Category Archives: numeracy

‘Manglish’ – or putting the Maths & English in

This was written as part of the Staffrm #28daysofwriting and since I’ve been spending time writing posts on there every day it seems to make sense to add over them here! So here it is.

BeBo getting his reading on
BeBo getting his reading on

I remember at a previous school a few years ago when summer GCSE results dropped to floor level…and all eyes turned to the poor Maths department. Suddenly it was ‘them vs us’, they were the ones who had ‘let the school down’. Spotlight scrutiny was placed on them whilst others wandered round feeling slightly smug or perhaps a little self-righteous that ‘it wasn’t me’. My best friends were in that department, and I knew just how hard they were slogging to get kids to make progress. There were many contributing factors but largely they simply didn’t have the support needed: they needed the rest of the school to be a team. The following year results went up, but now others moaned about losing their curriculum time in order to increase Maths lessons. Then the next year it was English’s turn to have a drop. Different circumstances in some ways, but similar responses. The general vibe was still ‘how could they let this happen’ – as if the rest of us could have done better.
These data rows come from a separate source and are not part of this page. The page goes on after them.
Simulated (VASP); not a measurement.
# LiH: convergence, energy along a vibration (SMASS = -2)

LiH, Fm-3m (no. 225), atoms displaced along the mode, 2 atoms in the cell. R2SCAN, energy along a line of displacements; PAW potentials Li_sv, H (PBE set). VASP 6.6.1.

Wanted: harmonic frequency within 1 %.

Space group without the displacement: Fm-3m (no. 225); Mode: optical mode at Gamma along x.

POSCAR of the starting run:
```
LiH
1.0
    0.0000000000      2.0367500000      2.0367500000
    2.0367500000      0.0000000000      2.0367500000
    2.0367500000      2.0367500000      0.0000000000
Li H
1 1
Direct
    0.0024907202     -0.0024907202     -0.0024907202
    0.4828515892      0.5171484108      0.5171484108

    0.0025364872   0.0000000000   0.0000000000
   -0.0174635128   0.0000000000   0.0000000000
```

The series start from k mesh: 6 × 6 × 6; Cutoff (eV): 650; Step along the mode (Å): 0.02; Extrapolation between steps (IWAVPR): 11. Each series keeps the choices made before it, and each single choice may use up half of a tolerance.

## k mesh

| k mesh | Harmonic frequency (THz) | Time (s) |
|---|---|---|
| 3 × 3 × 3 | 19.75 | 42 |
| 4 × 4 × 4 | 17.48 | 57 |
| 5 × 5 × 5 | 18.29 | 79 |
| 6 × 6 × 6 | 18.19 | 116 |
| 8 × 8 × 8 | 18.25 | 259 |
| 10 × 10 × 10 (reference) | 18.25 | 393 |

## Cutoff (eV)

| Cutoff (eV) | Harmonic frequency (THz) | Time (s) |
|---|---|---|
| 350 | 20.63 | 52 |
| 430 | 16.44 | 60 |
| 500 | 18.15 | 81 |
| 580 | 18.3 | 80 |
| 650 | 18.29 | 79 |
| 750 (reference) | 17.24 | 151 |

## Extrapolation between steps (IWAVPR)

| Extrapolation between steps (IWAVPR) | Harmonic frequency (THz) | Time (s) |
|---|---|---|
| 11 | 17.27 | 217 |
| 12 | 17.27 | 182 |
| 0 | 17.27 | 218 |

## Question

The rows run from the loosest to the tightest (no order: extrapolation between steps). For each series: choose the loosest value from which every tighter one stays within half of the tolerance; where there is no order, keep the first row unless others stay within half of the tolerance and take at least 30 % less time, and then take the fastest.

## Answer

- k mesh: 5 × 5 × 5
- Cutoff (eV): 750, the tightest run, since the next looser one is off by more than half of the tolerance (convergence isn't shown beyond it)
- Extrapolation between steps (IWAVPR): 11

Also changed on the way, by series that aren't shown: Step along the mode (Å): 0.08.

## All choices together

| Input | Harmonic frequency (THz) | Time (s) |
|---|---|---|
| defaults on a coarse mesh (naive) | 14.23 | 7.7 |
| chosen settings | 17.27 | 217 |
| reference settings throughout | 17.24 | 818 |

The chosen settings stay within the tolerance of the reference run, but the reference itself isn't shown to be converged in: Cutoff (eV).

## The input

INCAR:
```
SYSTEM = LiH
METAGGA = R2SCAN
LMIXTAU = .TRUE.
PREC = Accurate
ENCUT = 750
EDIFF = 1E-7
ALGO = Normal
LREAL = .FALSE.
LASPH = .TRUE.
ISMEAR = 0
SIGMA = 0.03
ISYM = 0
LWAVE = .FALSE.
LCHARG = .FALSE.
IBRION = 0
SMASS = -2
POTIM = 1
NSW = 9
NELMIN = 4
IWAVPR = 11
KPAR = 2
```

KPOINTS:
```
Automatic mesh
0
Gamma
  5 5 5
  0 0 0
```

Schools still act in silos. Islands of separate identities with internalised strengths and weaknesses that keep themselves worlds apart. It’s all well and good having whole school numeracy and literacy policies, but until it becomes the everyday language of every teacher and until every one of us accepts responsibility for English and Maths results then really we are still just paying lip service. I say this as someone who has a love of literacy, and who is Numeracy coordinator (don’t ask how that happened, I have no idea). Teachers in my current school do have a good team ethos, and at last INSET we chose various training sessions to develop our own literacy or numeracy as it is important to keep ourselves up to speed not just in our own subject areas. But the key thing is consistency. Consistently using the right language (ideally same as in ‘official’ Maths and English classes), consistently making explicit to learners that ‘now we’re developing your literacy skills’, consistently using the same techniques (as a geographer it’s frustrating finding that Maths and Science use different methods for the same graph!), and consistently embedding Maths and English exercises within our curriculum – whatever subject.

I bought Lisa Jane Ashes ‘Manglish’ book today (admittedly when I first saw the title I thought it was a translation dictionary of ‘man English’ but let’s be honest, could such a thing really exist 😉 ?). I’ve only flicked through briefly so far but it’s the simple statement she asks us to ask ourselves that resonated: asking ‘where is the Maths (or English) in that?’ for any activity. We should do this every lesson! I’ve been observing my team this week and seen some great literacy and numeracy activities, but each time it needed to be made explicit to learners that ‘here comes the maths part’. Why are we shy about saying we are doing something normally found in another subject? Are we afraid children will accuse us of poaching lessons?! Isn’t it about time we showed learners that we, as professionals, can teach ANYTHING and EVERYTHING in our lessons? Time to raise the bar, to accept responsibility. At the end of the day: Manglish matters.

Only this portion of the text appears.